Smith v. Federal Reserve Bank of New York

Decision Date11 September 2003
Docket NumberNo. 03 CIV. 5658(HB).,03 CIV. 5658(HB).
Citation280 F.Supp.2d 314
PartiesRaymond Anthony SMITH, as Administrator of the Estate of George Eric Smith, deceased; and Katherine Soulas, in her own right, on behalf of her minor children, and as Executrix of the Estate of Timothy Soulas, deceased Plaintiffs, v. FEDERAL RESERVE BANK OF NEW YORK and Honorable John W. Snow, Secretary of the Treasury, Defendants.
CourtU.S. District Court — Southern District of New York
OPINION & ORDER

BAER, District Judge.

Plaintiffs move to enjoin the disbursement of funds in an account administered by the Secretary of the Treasury from which plaintiffs seek to satisfy a judgment they obtained. Defendants cross-move for summary judgment. The law gives the Court little choice in how it must decide this matter, and the timing of the decision, dictated by the exigencies of the litigation, is even more unfortunate. For the following reasons, plaintiffs' motion is DENIED and defendants' cross-motion is GRANTED.

I. INTRODUCTION
A. Background

Plaintiff Raymond Anthony Smith is the half-brother and the administrator of the estate of George Eric Smith, who was killed in the World Trade Center on September 11, 2001. Plaintiff Katherine Soulas is the wife and the executrix of the estate of Timothy Soulas, who was also killed in that tragedy. Raymond Anthony Smith and Katherine Soulas (collectively "plaintiffs") brought suit against several parties, including the Republic of Iraq pursuant to Section § 1605 of the Foreign Sovereign Immunities Act ("FSIA"). See Smith ex rel. Smith v. Islamic Emirate of Afghanistan, 262 F.Supp.2d 217, 226 (S.D.N.Y.2003). On May 7, 2003, this Court concluded that Iraq was liable to the plaintiffs for damages of $63,504,063.19. See id. at 240-41. Judgment was entered on May 23, 2003.

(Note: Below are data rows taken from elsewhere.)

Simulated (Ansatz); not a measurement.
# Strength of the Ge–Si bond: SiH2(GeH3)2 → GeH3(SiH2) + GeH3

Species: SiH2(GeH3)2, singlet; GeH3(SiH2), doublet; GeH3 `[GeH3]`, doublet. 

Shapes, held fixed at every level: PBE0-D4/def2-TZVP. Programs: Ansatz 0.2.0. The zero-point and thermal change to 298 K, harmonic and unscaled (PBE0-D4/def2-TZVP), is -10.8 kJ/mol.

On July 30, 2003, plaintiffs instituted the instant lawsuit in which they seek a declaratory judgment that they are entitled to and may attach certain assets of the former Republic of Iraq that were frozen by the United States at the start of the first Gulf War in 1990 and that are currently held in a "Special Purposes Account" by the Federal Reserve Bank of New York ("FRBNY"). On the basis that the U.S. Government contends that it intended imminently to transfer those funds to Iraq for reconstruction purposes, plaintiffs moved by order to show cause on July 30, 2003 for a temporary restraining order and a preliminary injunction to prevent the FRBNY from transferring funds out of this account.1 A hearing on the preliminary injunction came on before Judge Daniels on August 5, 2003. Judge Daniels denied the preliminary injunction without prejudice and permitted plaintiffs to further develop the record and to renew their motion before me,2 which plaintiffs did. The parties submitted new briefs and this Court heard oral argument on September 3, 2003.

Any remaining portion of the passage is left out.